The result is a clean `pandas` DataFrame containing all parsed records, ready for analysis or export.


In [11]:
import os
import pandas as pd
from bs4 import BeautifulSoup

# Define function to parse entity records from saved HTML files
def parse_entity_records(data_dir):
    records = []  # List to store parsed records

    # Loop through each file in the directory
    for index, filename in enumerate(os.listdir(data_dir)):
        # Optional filter: uncomment to process only center files
        # if filename.startswith('center') and filename.endswith('.txt'):

        # Open and parse the HTML file
        with open(os.path.join(data_dir, filename), 'r', encoding='utf-8') as file:
            soup = BeautifulSoup(file.read(), 'html.parser')

            # Display progress
            clear_output(wait=True)
            print(index)
            
            # Loop through each business card on the page
            for card in soup.select('div.card.sheet'):
                record = {'source_file': filename}  # Track source file

                # Extract business name
                name_tag = card.select_one('h5')
                record['name'] = name_tag.get_text(strip=True) if name_tag else None

                # Extract registered office and distance
                address_dd = card.select_one("div[title='Corresponding entity address'] dd")
                if address_dd:
                    span = address_dd.find("span", title="Distance from the location")
                    distance = span.get_text(strip=True) if span else None
                    full_address = address_dd.get_text(strip=True)
                    if span:
                        full_address = full_address.replace(distance, '').strip()
                    record['registered_office'] = full_address
                    record['distance_from_the_location'] = distance
                else:
                    record['registered_office'] = None
                    record['distance_from_the_location'] = None

                # Initialize fields for legal type, role, and RN
                record['legal_type'] = None
                record['role'] = None
                record['RN'] = None

                # Build label-value map from <dt>/<dd> pairs
                label_map = {}
                for dl in card.select('dl.compact.tree'):
                    # Inject missing 'Legal type' label if needed
                    new_dt = soup.new_tag('dt')
                    new_dt.string = 'Legal type'
                    first_dt = dl.find('dt')
                    if first_dt:
                        first_dt.insert_before(new_dt)

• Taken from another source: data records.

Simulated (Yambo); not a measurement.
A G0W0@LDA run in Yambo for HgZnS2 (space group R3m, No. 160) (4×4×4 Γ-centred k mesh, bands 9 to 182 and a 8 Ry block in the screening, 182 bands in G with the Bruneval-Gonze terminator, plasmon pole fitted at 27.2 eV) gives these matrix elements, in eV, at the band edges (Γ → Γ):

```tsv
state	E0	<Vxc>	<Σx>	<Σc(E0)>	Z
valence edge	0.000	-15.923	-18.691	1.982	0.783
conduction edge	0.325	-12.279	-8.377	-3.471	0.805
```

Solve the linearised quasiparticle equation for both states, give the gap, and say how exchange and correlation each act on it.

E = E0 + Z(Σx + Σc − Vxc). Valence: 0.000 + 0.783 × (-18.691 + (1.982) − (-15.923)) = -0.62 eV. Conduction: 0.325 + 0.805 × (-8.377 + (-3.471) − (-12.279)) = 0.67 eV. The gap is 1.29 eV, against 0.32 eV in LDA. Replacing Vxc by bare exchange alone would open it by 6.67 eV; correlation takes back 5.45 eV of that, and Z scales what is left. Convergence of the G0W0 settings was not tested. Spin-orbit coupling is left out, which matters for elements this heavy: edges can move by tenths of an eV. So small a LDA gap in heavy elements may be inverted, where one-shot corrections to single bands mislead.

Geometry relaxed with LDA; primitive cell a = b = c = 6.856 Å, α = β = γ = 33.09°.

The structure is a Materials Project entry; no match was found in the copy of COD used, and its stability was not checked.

                    # Extract all label-value pairs
                    dt_tags = dl.select('dt')
                    dd_tags = dl.select('dd')
                    for dt, dd in zip(dt_tags, dd_tags):
                        label = dt.get_text(strip=True)
                        value = dd.get_text(strip=True)
                        label_map[label] = value

                # Assign extracted values to record
                record['legal_type'] = label_map.get('Legal type')
                record['role'] = label_map.get('Role')
                record['RN'] = label_map.get('RN')

                # Add record to the list
                records.append(record)

    # Convert list of records to DataFrame
    return pd.DataFrame(records)

### Goal: Load and preview parsed business entity records

This cell runs the `parse_entity_records` function to extract structured data from previously saved HTML files in the `'Center files'` directory. These files contain business listings retrieved from the Czech government website.

The function parses each file to extract:
- **Business name**
- **Registered office address**
- **Distance from search center**
- **Legal type**, **role**, and **registration number (RN)**

The result is a `pandas` DataFrame containing all parsed records. The `.head()` method is used to preview the first few rows and verify the structure of the data.


In [12]:
# Parse HTML files in 'Center files' directory and extract business records
df = parse_entity_records('Center files')

# Display the first few rows of the resulting DataFrame
df.head()

2855


Unnamed: 0,source_file,name,registered_office,distance_from_the_location,legal_type,role,RN
0,"center_48.55,14.29.txt",Van Dat Doan,"Studánky 90, 382 73, Vyšší Brod",(3.7 km),Natural person,entrepreneur,5107121
1,"center_48.55,14.29.txt",VIPbeauty s.r.o.,"Studánky 90, 382 73, Vyšší Brod",(3.7 km),Legal person,entrepreneur,11691085
2,"center_48.55,14.29.txt",Thi Huyen Bui,"Studánky 90, 382 73, Vyšší Brod",(3.7 km),Foreign natural person,entrepreneur,21216851
3,"center_48.55,14.29.txt",Van Phuong Nguyen,"Studánky 90, 382 73, Vyšší Brod",(3.7 km),Natural person,entrepreneur,28690508
4,"center_48.55,14.29.txt",PPD TRADE s.r.o.,"Studánky 89, 382 73, Vyšší Brod",(3.7 km),Legal person,entrepreneur,3629805


In [13]:
# Save to Excel
df.to_excel('circles_data.xlsx', index=False)

### Goal: Extract unique business entities based on core identifying attributes

This cell filters the full dataset to retain only the columns that uniquely identify each business entity:
- **RN** (Registration Number)
- **Name**
- **Legal type**
- **Role**

It then removes duplicate entries to ensure each entity appears only once. This is useful for:
- Creating a clean list of distinct businesses
- Avoiding redundancy in analysis or reporting
- Preparing for grouping or merging operations

The `.drop_duplicates()` method ensures that only unique combinations of these four fields are retained.


In [14]:
df_grouped = df[['RN', 'name', 'legal_type', 'role']].drop_duplicates()
df_grouped.head()

Unnamed: 0,RN,name,legal_type,role
0,5107121,Van Dat Doan,Natural person,entrepreneur
1,11691085,VIPbeauty s.r.o.,Legal person,entrepreneur
2,21216851,Thi Huyen Bui,Foreign natural person,entrepreneur
3,28690508,Van Phuong Nguyen,Natural person,entrepreneur
4,3629805,PPD TRADE s.r.o.,Legal person,entrepreneur


In [15]:
df_grouped['legal_type'].value_counts()

legal_type
Natural person            17128
Legal person               1029
Foreign natural person      212
Foreign legal person          1
Name: count, dtype: int64